This page contains proposed changes for a future release of ROCm. Read the latest Linux release of ROCm documentation for your production environments.

Using TransferBench#

You can control the SRC and DST memory locations by indicating the memory type followed by the device index. TransferBench supports the following memory types:

  • Coarse-grained pinned host

  • Unpinned host

  • Fine-grained host

  • Coarse-grained global device

  • Fine-grained global device

  • Null (for an empty transfer)

In addition, you can determine the size of the transfer (number of bytes to copy) for the tests.

You can also specify transfer executors. The options are CPU, kernel-based GPU, and SDMA-based GPU (DMA) executors. TransferBench also provides the option to choose the number of Sub-Executors (SE). The number of SEs specifies the number of CPU threads in the case of a CPU executor and the number of compute units (CU) for a GPU executor. For a DMA executor, the SE argument determines the number of streams to be used.

You can specify the transfers in a configuration file or use preset configurations for transfers.

Specifying transfers in a configuration file#

A transfer is defined as a single operation where an executor reads and adds together values from SRC memory locations, followed by writing the sum to the DST memory locations. This simplifies to a copy operation when using a single SRC or DST. Here’s a copy operation from a single SRC to DST:

SRC 0                DST 0
SRC 1 -> Executor -> DST 1
SRC X                DST Y

Three executors are supported by TransferBench:

Executor:        SubExecutor:
1. CPU           CPU thread
2. GPU           GPU threadblock/Compute Unit (CU)
3. DMA           N/A (Can only be used for a single SRC to DST copy)

Each line in the configuration file defines a set of transfers, also known as a test, to run in parallel.
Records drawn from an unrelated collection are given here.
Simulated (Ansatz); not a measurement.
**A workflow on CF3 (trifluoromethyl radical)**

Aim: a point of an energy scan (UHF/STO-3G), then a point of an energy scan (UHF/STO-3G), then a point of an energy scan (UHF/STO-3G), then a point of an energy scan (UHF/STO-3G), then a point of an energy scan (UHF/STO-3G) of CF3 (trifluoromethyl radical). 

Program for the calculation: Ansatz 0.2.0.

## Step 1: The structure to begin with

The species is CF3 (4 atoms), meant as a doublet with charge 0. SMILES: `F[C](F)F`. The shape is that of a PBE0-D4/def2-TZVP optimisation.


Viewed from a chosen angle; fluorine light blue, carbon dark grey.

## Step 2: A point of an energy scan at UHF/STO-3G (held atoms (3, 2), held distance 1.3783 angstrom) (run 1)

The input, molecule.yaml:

There are two ways to specify a test:

  • Basic

    The basic specification assumes the same number of SEs used per transfer. A positive number of transfers is specified, followed by the number of SEs and triplets describing each transfer:

    Transfers SEs (srcMem1->Executor1->dstMem1) ... (srcMemL->ExecutorL->dstMemL)
    

    The arguments used to specify transfers in the config file are described in the arguments table.

    Example:

    1 4 (G0->G0->G1)                   Uses 4 CUs on GPU0 to copy from GPU0 to GPU1
    1 4 (G2->C1->G0)                   Uses 4 CUs on GPU2 to copy from CPU1 to GPU0
    2 4 G0->G0->G1 G1->G1->G0          Copies from GPU0 to GPU1, and GPU1 to GPU0, each with 4 SEs
    
  • Advanced

    In the advanced specification, a negative number of transfers is specified, followed by quintuplets describing each transfer. Specifying a non-zero number of bytes overrides any provided value.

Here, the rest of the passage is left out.